David Stout writes in the New York Times: "Mr. Bush's chief spokeswoman, Dana Perino, said that the White House was studying the decision. . . . [She] noted that Judge Bates had not ruled on the merits of any specific executive privilege claim and had in fact said that some considerations, like national security, might justify such a claim."

Paul Singer writes for Roll Call (subscription required): "[L]egal experts warned that there are still a number of procedural steps that could prevent any witnesses from appearing prior to the Bush administration's conclusion in January."

But "Democrats said that even with an appeal, it would be possible to force Miers to appear before the election. To prevent her from testifying in September, the Justice Department would have to seek a stay while the appeal moves forward, and the Judiciary Committee could oppose the stay on the ground that other former White House officials have already testified, so Miers' testimony would not harm the White House case.

"Even if this legal process continues through the end of September, when Congress is expected to go on recess, one Judiciary Committee staffer said, 'it is not unprecedented that we could come back for an October session.'"

Senate Judiciary Committee Chairman Patrick Leahy announced in a statement yesterday that he was reasserting his demand for testimony from Rove and Bolten in connection with Senate subpoenas issued in June and July of last year.

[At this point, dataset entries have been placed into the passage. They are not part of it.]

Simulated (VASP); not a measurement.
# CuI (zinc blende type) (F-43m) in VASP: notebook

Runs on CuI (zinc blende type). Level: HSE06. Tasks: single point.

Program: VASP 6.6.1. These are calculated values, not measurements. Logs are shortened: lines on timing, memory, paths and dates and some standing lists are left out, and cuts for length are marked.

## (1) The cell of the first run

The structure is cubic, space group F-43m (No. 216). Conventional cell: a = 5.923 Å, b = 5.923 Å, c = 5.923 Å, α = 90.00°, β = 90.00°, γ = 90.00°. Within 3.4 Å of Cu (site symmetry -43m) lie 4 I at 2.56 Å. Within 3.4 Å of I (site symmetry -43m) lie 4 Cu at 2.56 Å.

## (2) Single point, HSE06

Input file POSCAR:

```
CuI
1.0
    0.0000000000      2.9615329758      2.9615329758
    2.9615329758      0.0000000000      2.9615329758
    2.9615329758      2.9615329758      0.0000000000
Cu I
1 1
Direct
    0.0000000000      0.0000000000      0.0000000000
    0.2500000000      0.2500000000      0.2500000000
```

Acording to his office: "On Thursday, Leahy sent letters to Rove's attorney, Robert Luskin, and White House Counsel Fred Fielding, instructing them to advise the Committee by August 7 when Rove and Bolten would appear to provide documents and testimony related to the mass firing of U.S. Attorneys. Leahy also sent a letter to Attorney General Michael Mukasey asking when the Department would withdraw memoranda and opinions justifying the White House's non-compliance with the subpoenas."

Leahy also telegraphed that he's interested in hearing testimony about more than the Justice Department. In his letter to Mukasey, he wrote: "[P]lease inform me whether the court's decision will cause you to revaluate your memos and those from [the Office of Legal Counsel] in support of overbroad and unsubstantiated executive privilege claims not only in the U.S. Attorneys investigation, but also in other matters, like the claims used to block Congress from investigating warrantless wiretapping, the leak of the name of undercover CIA agent Valerie Plame for political retribution, and White House interference in the Environmental Protection Agency's decision-making. Which of these do you now intend to withdraw?"

The Washington Post editorial board writes: "Obsessed with stretching the limits of executive power, the administration has time and again engaged in legal battles or unilateral action in defense of warped interpretations of the law. Time and again, it has been rebuffed by conservative and liberal judges alike. The result: The administration has trampled on the rule of law, and the backlash against its actions has whittled away at the foundations of legitimate executive power."

Law professor Marty Lederman blogs: "It bears mentioning that the judge who so ruled is a Republican jurist who worked on the Starr Whitewater team, and who was appointed to the bench by the sitting President Bush. . . .

"When the history of the Bush Administration's executive aggrandizement campaign is finally written, a very large and important part of that story -- a central theme in Jane Mayer's new book, for instance -- is just how many very strongly conservative Republicans resisted the Cheney/Addington/Gonzales/Rove agenda. That includes not only officials within the Executive branch who are very strong defenders of executive prerogatives, such as Jim Comey, Jack Goldsmith, Pat Philbin, Peter Keisler, numerous JAG lawyers, including Alberto Mora and Tom Romig, various Republican U.S. Attorneys who resisted Karl Rove (and paid the price), Will Taft, John Bellinger, etc., but also Republican jurists such as Anthony Kennedy, Sandra Day O'Connor, Michael Luttig, and in recent days Judges Sentelle, Wilkinson, Williams and Bates. Many of these executive and judicial officials did not, of course, hesitate to defend or uphold strong assertions of executive power or statutory construction in many instances -- suffice it to say that I've strongly disagreed with many of them on some such questions. But they -- and apparently many more like them, some of whom remain anonymous -- also all took quite extraordinary steps to reject some of the most extreme views of the Bush/Cheney Administration, to stand in the way of some of the more outrageous things that the Administration has tried to do, and, as in today's decision by Judge Bates, to treat the rule of law with rigor and respect."